Similarly, we can find that

\gamma (f\rightarrow K{\bar K})=1/2\cdot g_{1}\cdot \cos(\theta )+{\sqrt {1/10}}\cdot g_{T}\cdot \sin(\theta )

(7)

The same decays can be computed for the f^' as well. We now find that

\gamma (f^{{'}}\rightarrow \pi \pi )=-{\sqrt {3/5}}\cdot g_{T}\cdot \cos(\theta )-{\sqrt {3/8}}\cdot g_{1}\cdot \sin(\theta )

(8)

$\gamma (f^{{'}}\rightarrow K{\bar K})={\sqrt {1/10}}\cdot g_{T}\cdot \cos(\theta )-1/2\cdot g_{1}\cdot \sin(\theta )$ (9)

The OZI Rule

We could continue in this regard, computing the decays to pairs of $\eta$ s, but let us stop for a moment, and consider the decay of a pure $s{\bar s}$ state to a pair of pions. We can obtain such a state by considering ideal mixing for equations (6) and (7). Recall that for ideal mixing, $cos(\theta )={\sqrt {2/3}}$ and $sin(\theta )={\sqrt {1/3}}$ . Thus, we find that our f^' becomes pure $s{\bar s}$ in the limit of ideal mixing. Thus, we can take equation (8) and insert the ideal mixing angle to obtain that

\gamma (s{\bar s}\rightarrow \pi \pi )=-{\sqrt {3/5}}\cdot g_{T}\cdot {\sqrt {2/3}}-{\sqrt {3/8}}\cdot g_{1}\cdot {\sqrt {1/3}}

$\gamma (s{\bar s}\rightarrow \pi \pi )=-{\sqrt {2/5}}\cdot g_{T}-{\sqrt {1/8}}\cdot g_{1}$ (10)

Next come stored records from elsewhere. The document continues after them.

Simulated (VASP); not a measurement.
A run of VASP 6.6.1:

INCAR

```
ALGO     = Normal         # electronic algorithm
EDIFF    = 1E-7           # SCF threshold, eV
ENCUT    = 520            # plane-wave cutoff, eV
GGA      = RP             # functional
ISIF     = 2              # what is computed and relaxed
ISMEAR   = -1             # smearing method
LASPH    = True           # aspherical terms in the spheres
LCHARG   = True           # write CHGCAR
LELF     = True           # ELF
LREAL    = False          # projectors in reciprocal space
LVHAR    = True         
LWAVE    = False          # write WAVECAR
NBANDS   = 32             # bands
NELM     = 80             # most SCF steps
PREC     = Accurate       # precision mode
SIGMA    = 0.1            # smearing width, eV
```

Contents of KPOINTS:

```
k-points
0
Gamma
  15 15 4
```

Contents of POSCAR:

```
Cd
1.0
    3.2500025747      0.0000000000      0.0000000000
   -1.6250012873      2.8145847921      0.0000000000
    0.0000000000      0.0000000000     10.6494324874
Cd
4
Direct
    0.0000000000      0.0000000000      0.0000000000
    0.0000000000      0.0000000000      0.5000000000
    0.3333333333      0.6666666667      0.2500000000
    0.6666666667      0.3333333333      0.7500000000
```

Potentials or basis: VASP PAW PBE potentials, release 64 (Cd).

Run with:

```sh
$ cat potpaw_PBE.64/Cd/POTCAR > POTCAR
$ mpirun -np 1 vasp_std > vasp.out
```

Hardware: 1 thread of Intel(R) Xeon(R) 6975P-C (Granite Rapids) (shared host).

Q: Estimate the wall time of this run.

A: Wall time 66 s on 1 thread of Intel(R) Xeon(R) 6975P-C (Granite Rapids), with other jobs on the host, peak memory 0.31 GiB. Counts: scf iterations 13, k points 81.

If we examine the diagram for such a decay, it must have an $s{\bar s}$ annihilation into some gluonic state which then couples to $q{\bar q}$ systems of u and d quarks. Processes that rely on such disconnected diagrams are know to be suppressed, and the so-call OZI rule (for Okubo, Zweig and Iizuka) states that such disconnected diagrams are suppressed. In fact, in the limit of no allowed decays, we can set the rate in equation (10) to be zero. This then yields a relation between g₁ and g_T.

$g_{1}=-4/{\sqrt {5}}\cdot g_{T}$ (11)

Figure 1: The left figure shows a disconnected quark-line diagram, while the right-hand figure shows a connected quark-line diagram.

We can look for other OZI suppressed decays, and set their rates to zero as well. In this regard, we would[ consider the following two decays.

\gamma (u{\bar u}/d{\bar d})\rightarrow (s{\bar s})\pi =0

(12)

$\gamma (u{\bar u}/d{\bar d})\rightarrow (s{\bar s})(s{\bar s})=0$ (13)

As an example of this, we can consider the decay of a $\pi$ like state, the $a$ as the $u{\bar u},d{\bar d}$ state and compute equation (12).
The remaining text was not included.